"Reforms" Aimed at Keeping Mass Surveillance Intact

February 3, 2014 | Revolution Newspaper | revcom.us

 

The central piece of "reform" that President Barack Obama proposed in his January 14 speech relates to NSA's telephone metadata program—under which the NSA carries out a bulk collection of information about each and every telephone call in the U.S., such as what number was called and how long the call lasted. The NSA has been able to pretty much search through this database at will, without a court order, and then hone in on specific information on a specific caller, track down the actual content of the calls, etc. They have been able to do three "hops" in this search: look at all the phone numbers that the original number has called or been called by, all numbers that those second set of numbers have been connected to, and then all numbers that the third set have been connected to.

In the speech, Obama said he had ordered an end to the bulk telephone metadata program "as it currently exists." But he clearly did not say that the actual collection of the metadata will stop. It will continue—with the records perhaps kept not by NSA itself but either by the telecom companies or by some "third party" and accessible to the NSA. Obama said intelligence officials and his attorney general will come up with a specific plan for this in March.

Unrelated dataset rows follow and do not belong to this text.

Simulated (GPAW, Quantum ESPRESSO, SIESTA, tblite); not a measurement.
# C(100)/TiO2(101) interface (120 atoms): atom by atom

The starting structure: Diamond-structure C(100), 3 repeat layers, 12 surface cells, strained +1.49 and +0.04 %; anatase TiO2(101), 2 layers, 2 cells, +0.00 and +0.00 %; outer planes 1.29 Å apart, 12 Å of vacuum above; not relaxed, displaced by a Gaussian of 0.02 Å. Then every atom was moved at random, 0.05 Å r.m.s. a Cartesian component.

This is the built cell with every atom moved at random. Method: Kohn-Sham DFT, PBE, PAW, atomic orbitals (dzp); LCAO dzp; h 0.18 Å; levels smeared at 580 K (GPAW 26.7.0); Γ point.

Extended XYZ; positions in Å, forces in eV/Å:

Obama also announced that the NSA will need to get an approval from the FISA (Foreign Intelligence Surveillance Act) court before conducting searches into the phone metadata. This is the secret court that has approved almost every request brought before it by the government for spying operations.

And Obama said that the searches of phone metadata will be restricted to two "hops" from the original number from the current three—which still means that each search of a specific "seed number" could involve the phone numbers of many, many people coming under government scrutiny.

What all this means is that the collection of information on all phone calls in the U.S. will go on, with a few restrictions.

As for the massive spying the U.S. conducts around the world, Obama announced that he had issued a presidential directive making clear that such surveillance is "for legitimate national security purposes and not for the purpose of indiscriminately reviewing the emails or phone calls of ordinary folks" and to extend certain "safeguards" to people overseas. But the speech was very vague on what those "safeguards" are—and it will be up to the U.S. government to determine what constitutes "legitimate national security purposes" that call for spying operations, including on "ordinary folk." Obama put all this in the framework of protecting people's "safety"—but the reality is that the "national security" Obama talks about means whatever the capitalist-imperialist ruling class deems necessary to protect and pursue their global interests. As we get into in the main article on the NSA spying in this issue, the interests of the rulers are NOT the interests of the great majority of people in this country and around the world.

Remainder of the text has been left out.